Sayings Parallels
A Workbook for the Jesus Tradition
Imprint: Wipf and Stock
"This book is concerned with the words rather than the deeds of Jesus. But even the words are limited to sayings, that is, units which could or did exist in the tradition as isolated segments passed on in different contexts. This leaves out, for example, those short, terse commands or comments of Jesus uttered during cures or exorcisms and inextricably linked to some such situation. . . .

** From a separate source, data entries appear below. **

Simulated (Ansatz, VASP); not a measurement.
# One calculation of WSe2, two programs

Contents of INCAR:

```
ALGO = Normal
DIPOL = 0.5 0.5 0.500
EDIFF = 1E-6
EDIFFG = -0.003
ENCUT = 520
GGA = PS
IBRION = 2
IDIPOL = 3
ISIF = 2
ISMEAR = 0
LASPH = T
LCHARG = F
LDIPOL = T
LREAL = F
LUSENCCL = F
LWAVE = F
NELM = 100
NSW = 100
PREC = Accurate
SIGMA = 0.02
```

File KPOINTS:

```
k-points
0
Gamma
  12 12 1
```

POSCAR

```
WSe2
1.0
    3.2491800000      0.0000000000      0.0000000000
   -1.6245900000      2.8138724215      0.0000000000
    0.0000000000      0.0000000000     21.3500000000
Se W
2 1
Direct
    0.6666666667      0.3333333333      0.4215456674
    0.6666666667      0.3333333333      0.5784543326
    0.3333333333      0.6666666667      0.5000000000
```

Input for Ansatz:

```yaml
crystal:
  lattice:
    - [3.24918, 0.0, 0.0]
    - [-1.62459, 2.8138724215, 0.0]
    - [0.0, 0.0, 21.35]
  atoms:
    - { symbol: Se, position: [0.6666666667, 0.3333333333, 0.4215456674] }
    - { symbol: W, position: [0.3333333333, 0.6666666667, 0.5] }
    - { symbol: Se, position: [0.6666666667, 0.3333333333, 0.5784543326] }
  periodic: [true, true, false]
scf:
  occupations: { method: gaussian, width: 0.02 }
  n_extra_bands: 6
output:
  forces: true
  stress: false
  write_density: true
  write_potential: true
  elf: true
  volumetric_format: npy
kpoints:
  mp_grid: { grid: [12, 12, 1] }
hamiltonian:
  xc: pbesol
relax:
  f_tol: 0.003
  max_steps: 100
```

"Sayings Parallels is a workbook for the study of the Jesus tradition. Its existence and structure derives from one basic postulate: the exact same unit often appears in different sources, genres, and versions within the Jesus tradition. This is what is meant by parallel sayings. And this phenomenon and its explanation will have implications even for those cases where there are no parallels and the unit appears in only one instance. That basic postulate is taken as a factual statement although, of course, its implication and interpretation, its importance and significance are open to very different visions. But, granted that preliminary postulate, an attempt was made in this book to present the data as neutrally as possible. The work is to facilitate descussion of that factual diversity rather than to promote a set understanding of its presence."
--from the Introduction
John Dominic Crossan is Professor Emeritus of Religious Studies at DePaul University, Chicago. He has written twenty books on the historical Jesus in the last thirty years, four of which have become national religious bestsellers: The Historical Jesus (1991), Jesus: A Revolutionary Biography (1994), Who Killed Jesus? (1995), and The Birth of Christianity (1998). He is a former cochair of the Jesus Seminar and a former chair of the Historical Jesus Section of the Society of Biblical Literature.
"For the first time in the hstory of biblical scholarship the apocryphal texts will have a fair chance to present their versions of what Jesus said. Ninety percent of professors don't go to the trouble--much less expect it of their students--to look up apocryphal texts. Our prejudices against the apocrypha have been aided and abetted by their relative inaccessibility. Now they are equally accessible--and all we have to cope with are our prejudices!"
--James M. Robinson, Professor of Religion Emeritus at Claremont Graduate University.